By Arab News
By Frank Kane
Iran is facing a double financial meltdown, with soaring inflation and an economy expected to shrink by 6 percent in 2019, the International Monetary Fund said on Monday.
In addition, the IMF’s projection was calculated before US President Donald Trump this month told buyers of Iranian oil to halt purchases by May or face sanctions, ending six months of exemptions that allowed Iran’s eight biggest customers to continue with imports.
That move followed the resumption of sanctions against Iran’s oil exports last November.
“Clearly the re-imposition of sanctions and the removal of the waivers will have additional negative impact on the Iranian economy both in terms of growth and in terms of inflation, and inflation could reach 40 percent or even more this year,” said Jihad Azour, director of the IMF’s Middle East and Central Asia department.
US sanctions against Iran have already cost the regime in Tehran more than $10 billion in lost oil revenue.
Meanwhile the Iranian currency, the rial, lost more than 60 percent of its value last year, disrupting Iran’s foreign trade and increasing annual inflation even further.
The official exchange rate is set at 42,000 Iranian rials to the US dollar, but the real market rate is currently about 144,000. Iran needs to work to eliminate the gap between the market exchange rate and the official exchange rate, said Azour.
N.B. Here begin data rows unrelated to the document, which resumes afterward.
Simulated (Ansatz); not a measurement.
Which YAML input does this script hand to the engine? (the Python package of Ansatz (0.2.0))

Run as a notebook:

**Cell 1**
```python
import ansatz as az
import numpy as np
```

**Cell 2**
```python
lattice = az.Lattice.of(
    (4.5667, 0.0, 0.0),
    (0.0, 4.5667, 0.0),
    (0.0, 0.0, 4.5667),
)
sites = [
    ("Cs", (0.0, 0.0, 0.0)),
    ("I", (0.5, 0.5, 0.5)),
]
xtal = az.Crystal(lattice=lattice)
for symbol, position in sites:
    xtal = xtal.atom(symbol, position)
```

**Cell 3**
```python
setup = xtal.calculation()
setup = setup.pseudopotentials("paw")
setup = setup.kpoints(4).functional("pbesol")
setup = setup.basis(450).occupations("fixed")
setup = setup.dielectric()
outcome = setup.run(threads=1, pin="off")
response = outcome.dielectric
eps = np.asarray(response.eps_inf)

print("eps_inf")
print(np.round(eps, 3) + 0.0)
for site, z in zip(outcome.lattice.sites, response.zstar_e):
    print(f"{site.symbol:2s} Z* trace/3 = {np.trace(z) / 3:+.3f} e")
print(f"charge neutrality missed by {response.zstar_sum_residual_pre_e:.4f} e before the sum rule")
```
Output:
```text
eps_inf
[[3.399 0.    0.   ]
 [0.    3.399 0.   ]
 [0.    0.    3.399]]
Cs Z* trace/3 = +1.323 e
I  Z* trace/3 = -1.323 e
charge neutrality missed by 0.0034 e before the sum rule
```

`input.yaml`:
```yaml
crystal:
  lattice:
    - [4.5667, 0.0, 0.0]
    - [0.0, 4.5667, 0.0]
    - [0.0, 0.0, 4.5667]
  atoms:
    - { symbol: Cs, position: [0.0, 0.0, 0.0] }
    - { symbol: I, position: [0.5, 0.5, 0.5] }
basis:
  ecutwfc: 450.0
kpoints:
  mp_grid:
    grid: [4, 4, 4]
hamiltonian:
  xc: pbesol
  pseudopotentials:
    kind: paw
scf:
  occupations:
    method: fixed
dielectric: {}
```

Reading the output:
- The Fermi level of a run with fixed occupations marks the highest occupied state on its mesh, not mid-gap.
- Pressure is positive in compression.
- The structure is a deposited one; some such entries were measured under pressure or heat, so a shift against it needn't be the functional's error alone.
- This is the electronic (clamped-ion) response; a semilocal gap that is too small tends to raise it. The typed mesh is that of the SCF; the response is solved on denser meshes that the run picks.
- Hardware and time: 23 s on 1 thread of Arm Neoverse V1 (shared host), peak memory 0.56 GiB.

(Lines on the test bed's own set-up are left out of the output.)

The currency’s slide, from about 43,000 at the end of last year, has eroded the value of ordinary Iranians’ savings, triggering panic buying of dollars. In addition, Tehran’s bazaar traders and businessmen, traditional supporters of the regime, have complained that they are unable to operate their businesses because of the fluctuating dollar exchange rate.
The weak currency and soaring inflation have led to outbreaks of sporadic street protests in Tehran and elsewhere since late 2017.
Despite the negative economic outlook for Iran, Azour said there was little chance of “contagion” spreading to the rest of the region as a result of Iranian problems because the country was relatively disconnected from trading patterns in the region.